This paper proposes HE-VPR++, an extension for aerial Visual Place Recognition (VPR) that introduces learned height-adaptive patch sizes to address the scale variance challenge across extreme altitude ranges. The method dynamically adjusts patch granularity based on estimated altitude, using smaller patches for high-altitude imagery and larger patches for low-altitude scenarios. A lightweight Height-Conditioned Patch Selector (HCPS) predicts optimal patch configurations from frozen DINOv2 features, enabling efficient multi-scale representation without backbone retraining. Combined with a hierarchical height-partitioned database structure and center-weighted masking, HE-VPR++ achieves an expected 8-12% improvement in Recall@1 over state-of-the-art ViT-based baselines on extreme altitude range datasets while reducing memory usage by up to 85%.
Key findings
HE-VPR++ dynamically adjusts patch sizes based on altitude for aerial VPR.
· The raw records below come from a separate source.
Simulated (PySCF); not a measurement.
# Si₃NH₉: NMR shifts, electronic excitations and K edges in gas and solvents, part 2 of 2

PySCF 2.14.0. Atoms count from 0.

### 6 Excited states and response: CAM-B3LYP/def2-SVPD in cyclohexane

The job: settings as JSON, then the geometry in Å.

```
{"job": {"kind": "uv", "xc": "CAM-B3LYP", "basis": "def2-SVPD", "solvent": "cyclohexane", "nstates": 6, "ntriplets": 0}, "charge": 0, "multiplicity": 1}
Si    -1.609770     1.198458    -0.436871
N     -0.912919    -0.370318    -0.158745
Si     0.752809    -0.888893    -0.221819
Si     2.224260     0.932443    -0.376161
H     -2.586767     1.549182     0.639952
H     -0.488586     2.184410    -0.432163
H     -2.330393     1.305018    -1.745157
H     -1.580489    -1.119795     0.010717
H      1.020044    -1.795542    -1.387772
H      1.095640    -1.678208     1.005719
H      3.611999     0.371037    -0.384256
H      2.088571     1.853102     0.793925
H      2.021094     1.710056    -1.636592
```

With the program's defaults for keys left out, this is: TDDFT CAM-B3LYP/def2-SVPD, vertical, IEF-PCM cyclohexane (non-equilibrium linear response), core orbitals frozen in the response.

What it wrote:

A lightweight Height-Conditioned Patch Selector (HCPS) predicts optimal patch configurations from frozen DINOv2 features.
Hierarchical height-partitioned database structure reduces search space and memory requirements.
Expected 8-12% improvement in Recall@1 over state-of-the-art ViT-based baselines on extreme altitude range datasets.
Memory usage reduced by up to 85%.
Limitations & open questions
The approach has not been tested in real-world aerial robotics applications.
The performance of HE-VPR++ may be affected by extreme weather conditions or low visibility.